The equivalences (3) \Leftrightarrow (4) \Leftrightarrow (5) follow from Theorem 3.6. The equivalence (2) \Leftrightarrow (6) is Theorem 4.6. The equivalence (2) \Leftrightarrow (7) is bijectivity: existence of a solution is surjectivity, uniqueness is injectivity. \square
Definition 5.13 (General linear group) The set \mathrm{GL}_n(\mathbb{F}) = \{ A \in M_n(\mathbb{F}) : A \text{ is invertible} \} is called the general linear group of degree n over \mathbb{F}.
Theorem 5.23 \mathrm{GL}_n(\mathbb{F}) is closed under matrix multiplication, contains I_n, and every element has an inverse in \mathrm{GL}_n(\mathbb{F}). These properties make it a group under matrix multiplication.

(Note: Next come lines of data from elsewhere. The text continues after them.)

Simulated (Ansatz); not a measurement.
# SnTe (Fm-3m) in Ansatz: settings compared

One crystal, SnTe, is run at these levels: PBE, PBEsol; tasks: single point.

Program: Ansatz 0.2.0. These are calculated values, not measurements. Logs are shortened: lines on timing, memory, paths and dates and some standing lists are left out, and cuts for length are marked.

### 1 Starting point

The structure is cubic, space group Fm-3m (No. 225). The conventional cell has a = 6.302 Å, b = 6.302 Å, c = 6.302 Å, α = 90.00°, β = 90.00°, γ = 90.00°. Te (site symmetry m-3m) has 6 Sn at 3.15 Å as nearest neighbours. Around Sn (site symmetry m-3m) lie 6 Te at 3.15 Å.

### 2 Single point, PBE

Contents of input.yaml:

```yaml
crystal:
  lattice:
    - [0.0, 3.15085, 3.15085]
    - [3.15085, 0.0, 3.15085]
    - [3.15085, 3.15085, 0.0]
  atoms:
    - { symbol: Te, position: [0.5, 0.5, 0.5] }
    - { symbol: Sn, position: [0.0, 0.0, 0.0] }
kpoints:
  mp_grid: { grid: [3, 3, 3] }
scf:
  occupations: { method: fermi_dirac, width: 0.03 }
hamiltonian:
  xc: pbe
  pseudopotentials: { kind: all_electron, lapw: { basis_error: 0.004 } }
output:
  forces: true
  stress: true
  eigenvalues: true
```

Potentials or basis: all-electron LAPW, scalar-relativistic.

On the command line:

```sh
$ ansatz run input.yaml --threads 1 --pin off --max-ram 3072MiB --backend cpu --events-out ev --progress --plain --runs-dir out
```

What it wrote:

Proof. If A, B \in \mathrm{GL}_n(\mathbb{F}), then (AB)(B^{-1}A^{-1}) = A(BB^{-1})A^{-1} = AA^{-1} = I_n, so AB is invertible with (AB)^{-1} = B^{-1}A^{-1}. The remaining group axioms are immediate. \square
5.9 The Transpose and Dual Maps
Definition 5.14 (Matrix transpose) Let A \in M_{m \times n}(\mathbb{F}). The transpose A^T \in M_{n \times m}(\mathbb{F}) has entries (A^T)_{ji} = a_{ij}.
Transposition interchanges rows and columns: the i-th row of A becomes the i-th column of A^T.
Theorem 5.24 For matrices of appropriate dimensions and c \in \mathbb{F}:
- (A^T)^T = A
- (A + B)^T = A^T + B^T
- (cA)^T = cA^T
- (AB)^T = B^T A^T
Proof. Properties (1)–(3) follow immediately from Definition 5.14. For (4), let A \in M_{m \times n}(\mathbb{F}) and B \in M_{n \times p}(\mathbb{F}). For any 1 \leq k \leq p and 1 \leq i \leq m, ((AB)^T)_{ki} = (AB)_{ik} = \sum_{j=1}^{n} a_{ij} b_{jk} = \sum_{j=1}^{n} (A^T)_{ji}(B^T)_{kj} = (B^T A^T)_{ki}. \quad \square
Note that transposition reverses products: (AB)^T = B^T A^T, mirroring the reversal (S \circ T)^* = T^* \circ S^* for dual maps.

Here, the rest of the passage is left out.